Executive function can be understood as the mental ability that enables planning, problem-solving, and adapting to new situations. The core abilities include working memory, cognitive flexibility, and inhibition control.
During a child's development, executive function and self-regulation skills grow quickly, so activities should match the skills of a child.
Kids love sharing stories. Initially, their stories are often unstructured, with one simple event following another. With practice, children start creating more detailed and organised plots. As these skills develop, the ability to retain information in their memory also grows.
How to boost executive function skills through storytelling?
- When you read a book to your child, pause and ask them if they can remember certain details. This could be, for example, names or events.
- Create quiet times and encourage your child to tell their stories. If they struggle, you can use photos or create a memory book together from the latest holiday. Revisit the story from time to time by looking at the pictures.
- If there are several kids involved in the storytelling, make sure each one waits their turn to talk, to practice patience and impulse control.

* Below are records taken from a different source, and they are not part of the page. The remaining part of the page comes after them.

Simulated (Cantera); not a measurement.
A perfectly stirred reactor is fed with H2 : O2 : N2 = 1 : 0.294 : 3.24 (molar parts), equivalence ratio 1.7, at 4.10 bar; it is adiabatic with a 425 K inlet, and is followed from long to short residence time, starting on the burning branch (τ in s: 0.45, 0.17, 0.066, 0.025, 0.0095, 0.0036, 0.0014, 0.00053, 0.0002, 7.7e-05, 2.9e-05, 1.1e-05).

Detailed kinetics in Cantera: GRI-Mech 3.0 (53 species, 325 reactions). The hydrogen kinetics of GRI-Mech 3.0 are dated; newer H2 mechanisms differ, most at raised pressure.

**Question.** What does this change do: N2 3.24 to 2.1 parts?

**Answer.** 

- Another fun way of using storytelling with more than one child is to create a group story. One child starts the story, and the next child adds something to it. When doing that, they need to pay attention to each other, consider and remember the story and what they add to it, come up with ideas, and wait for their turn.
- Try to encourage them to come up with possible different endings for the story so their cognitive flexibility gets boosted.
- Children can act out the stories or events they have talked about.
- Encourage your child to think about the story plot by asking them why they think a character did a certain task.
- If families speak more than one language, encourage children to tell a story in their home language to foster fluency in two languages.
All these approaches can benefit different executive function skills, such as attentiveness, inhibition control, cognitive flexibility, working memory, and more.